Tuesday, October 19, 2010

The truth about tax cuts


As the debate over extending the tax-rate reduction bills of 2001 and 2003, usually referred to as the Bush tax cuts, rages on, let’s examine some of the arguments being promulgated and determine to what extent they are true.

Argument number one – increased tax rates mean more money in the till while tax cuts lead to decreased government revenue. This seems to make sense – higher rates should lead to higher collections and vice versa. But an economy is not a plot line graph that follows a predictable curve; rather, it is a complex and dynamic collection of individuals and their financial interactions. Individuals respond to both tax cuts and tax increases in ways that provide maximum benefit for themselves and their families.

Thus, people who consider themselves over-taxed will find ways to decrease their tax burden, perhaps by working less or moving. New York state found this out not long ago when it raised taxes on “the rich” and actually saw a drop in tax revenues. Governor David Patterson admitted, “We increased the income tax for millionaires last year. We projected that we would get $4 billion and we actually got well short of it.”

Conversely, when people consider their tax burden to be fair they will increase their productivity to maximize their income. The economic activity resulting from the Reagan tax cuts of the 1980s illustrates the paradoxical effect of lower tax rates.

“One of the apparently invincible fallacies of our times is the belief that President Ronald Reagan’s tax cuts caused the federal budget deficits of the 1980s,” according to economist Dr. Thomas Sowell. “In reality, the federal government collected more tax revenue in every year of the Reagan administration than had ever been collected in any year of any previous administration.”

Why was this? Sowell explained these cuts in tax rates per dollar, a more honest description than “tax cuts for the rich,” provided substantial incentive for individuals and business to increase their productivity and during the Reagan years the U.S. economy grew by more than a third, 34.3 percent. A larger economy translated into more tax receipts. Unfortunately, the deficit also grew because government spending outpaced higher revenues.

I actually hesitate to cite the above facts, despite their accuracy, because they almost give credence to a second argument - governments spend money more efficiently than private organizations and individuals. This argument is made implicitly by all those who believe more money in the hands of public officials is a good thing.

It’s important to understand money that stays in the hands of the people who earned it does not disappear from the economy. It is saved, invested or spent and a balanced combination of these actions supports a healthy economy. Since these decisions are spread over the entire U.S. population rather than concentrated in the hands of a few, chances are they will be more beneficial to the people who make them as well as to the businesses, communities and organizations with whom these financial interactions take place.

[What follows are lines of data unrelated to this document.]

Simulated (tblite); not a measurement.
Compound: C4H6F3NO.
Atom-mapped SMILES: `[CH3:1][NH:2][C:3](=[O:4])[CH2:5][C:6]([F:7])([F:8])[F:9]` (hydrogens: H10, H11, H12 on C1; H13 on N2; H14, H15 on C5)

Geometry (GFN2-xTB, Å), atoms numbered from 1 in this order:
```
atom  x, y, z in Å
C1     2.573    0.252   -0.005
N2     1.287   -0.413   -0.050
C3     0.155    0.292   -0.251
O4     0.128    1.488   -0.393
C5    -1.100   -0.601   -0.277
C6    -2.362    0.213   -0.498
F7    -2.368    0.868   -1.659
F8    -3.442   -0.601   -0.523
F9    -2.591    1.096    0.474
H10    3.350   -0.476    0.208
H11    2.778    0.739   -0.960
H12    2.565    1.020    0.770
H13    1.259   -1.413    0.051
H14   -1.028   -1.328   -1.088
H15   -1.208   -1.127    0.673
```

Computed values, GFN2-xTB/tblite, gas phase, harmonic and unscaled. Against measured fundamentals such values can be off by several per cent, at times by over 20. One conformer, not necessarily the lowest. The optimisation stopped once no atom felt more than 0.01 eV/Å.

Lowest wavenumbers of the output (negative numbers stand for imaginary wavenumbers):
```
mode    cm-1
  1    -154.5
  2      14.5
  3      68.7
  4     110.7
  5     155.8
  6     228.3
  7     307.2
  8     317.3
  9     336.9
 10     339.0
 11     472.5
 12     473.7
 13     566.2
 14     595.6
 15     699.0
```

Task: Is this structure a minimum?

Economic behavior is complex – many volumes have been written on how people interact with money. But common sense tells us people spend the money they have earned through the sacrifice of their time and the use of their education and talents with more care and consideration than government bureaucrats do. Federally-funded projects are rife with waste, fraud and abuse of the taxpayers’ money. The more the taxpayers get to keep themselves, the better the chances their money will be spent wisely.

Argument number 3 - if the tax cuts are extended the government will be giving money to the rich. This phrasing is deliberately misleading. The people who benefit from the Bush tax cuts - and they include all Americans who pay income taxes - will not receive anything should the tax cuts continue. They will merely be allowed to keep more of the money they earned in the first place see above.) This is an important distinction, one that prompted Chris Matthews of MSNBC to take President Obama to task.

“He should stop saying that giving people tax cuts is giving people money,” Matthews said. “It’s their money.” He went on to clarify that people do not receive checks from the government when taxes are cut; rather, the government receives smaller checks from the people.

The government does not spend more money when it cuts taxes – it receives less. And there is the rub. When you or I experience a decrease in income we adjust our spending habits to accommodate the change. But this is something our government officials are loathe to do. When it comes to balancing the federal budget the reasonable and responsible strategy - spending less - is, for some reason, always the solution of last resort.